Monday, Dec. 13, 1954

Young Wizard

Since the 16th century, when Sir John Baker was Chancellor of the Exchequer and Speaker of the House of Commons, Peter Baker's ancestors have been men of substance and probity. Peter Baker set out to be something more dashing. When World War II came, Peter was only 18, stubby, shortsighted, and thoroughly unmilitary in appearance. But he had dreams of grandeur, and courage to match. He enlisted in the army, got himself assigned to the most hair-raising jobs in warfare-dropping behind enemy lines in The Netherlands for sabotage and espionage, working in enemy territory with resistance groups. He was twice captured by the Gestapo, twice escaped. At war's end he emerged a captain with a Military Cross.

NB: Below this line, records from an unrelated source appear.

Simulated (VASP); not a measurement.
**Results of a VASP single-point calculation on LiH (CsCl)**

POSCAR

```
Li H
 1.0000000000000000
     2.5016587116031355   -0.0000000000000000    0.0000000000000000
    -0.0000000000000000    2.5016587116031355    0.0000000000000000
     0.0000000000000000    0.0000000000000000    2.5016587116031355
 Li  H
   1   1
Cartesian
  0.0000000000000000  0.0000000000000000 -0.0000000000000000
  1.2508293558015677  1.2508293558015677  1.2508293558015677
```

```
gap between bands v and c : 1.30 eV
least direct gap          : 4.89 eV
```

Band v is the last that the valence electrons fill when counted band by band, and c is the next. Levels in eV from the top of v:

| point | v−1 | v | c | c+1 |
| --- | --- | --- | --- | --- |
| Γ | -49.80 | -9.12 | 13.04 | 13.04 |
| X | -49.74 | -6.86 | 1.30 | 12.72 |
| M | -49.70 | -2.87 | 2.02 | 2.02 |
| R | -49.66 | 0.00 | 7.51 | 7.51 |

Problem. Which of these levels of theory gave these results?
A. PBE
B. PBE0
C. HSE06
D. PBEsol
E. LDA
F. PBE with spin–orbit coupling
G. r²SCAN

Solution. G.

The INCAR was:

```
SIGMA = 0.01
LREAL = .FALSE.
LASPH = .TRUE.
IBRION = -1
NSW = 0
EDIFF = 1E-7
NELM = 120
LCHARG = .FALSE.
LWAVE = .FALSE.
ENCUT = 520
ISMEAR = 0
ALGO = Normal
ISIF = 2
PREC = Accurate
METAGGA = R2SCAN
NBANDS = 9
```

After the war he confided to friends that he was a 20th century Shakespeare, and whipped out two slim volumes of verse and a treatise on modern political theory. Then, with the same confident air, he turned to finance. In three years he established three publishing firms, and an investment company. He had no trouble raising money. Was he not the son of Major Reginald Baker, well known as a cinema magnate and managing director of Baling Studios? Wealthy Sir Bernard Docker and Sir John Mann contributed financial backing, Viscount Astor and Major Henry Legge-Bourke, M.P., were glad to serve on his board of directors. Soon Peter had 18 companies, ranging from Edinburgh to London.

Madman & Comer. Peter enjoyed the role of eccentric young man-about-Mayfair. He entertained lavishly, kept tables permanently reserved at the West End's swankest nightclubs. When one of his companies tottered, Peter shifted money dexterously from another, started a new one, or found new money from his faithful backers. Nobody at first seemed to notice that none of his companies made money.

Next, he plunged into politics. In South Norfolk the Conservatives picked him (war hero, old Norfolk family) as a candidate, and he promptly astounded politicians by defeating Laborite Christopher Mayhew, then Undersecretary for Foreign Affairs. In Parliament Captain Baker was marked a comer.

But last year banks began to balk. When they did, Peter suddenly produced "bills of exchange'' (drafts) apparently guaranteed, by such sterling-solid men as Docker and Mann. When one bank refused to give him further loans, he would "cash" another bill of exchange with another bank and repay the loan at the first. Last spring his respectable backers had enough. They resigned from the boards, refused him further financing. In June, his companies crashing around him, Peter abruptly put himself into a private sanatorium where no visitors were allowed. But one visitor got through anyway: Chief Detective Superintendent Robert Stevens of Scotland Yard's Fraud Squad, who arrested Baker for "uttering forged documents." Baker, it turned out, had forged the signatures of Docker and Mann to the bills of exchange. The forgeries had cost banks $250,000. In all, the debts of Peter's companies totaled $1,800,000. In addition, his father had expended much of the family fortune, trying to save his son.

Hypomania. In the dock at Old Bailey last week. Captain Peter Baker, M.P., war hero, audacious financier and poet, heard himself described by a psychiatrist as suffering from "hypomania," a -L-5 word for big-shot complex. He pleaded guilty to six of seven charges against him, then, squinting through his horn-rimmed glasses, stood at soldierly attention as he was sentenced to seven years in prison.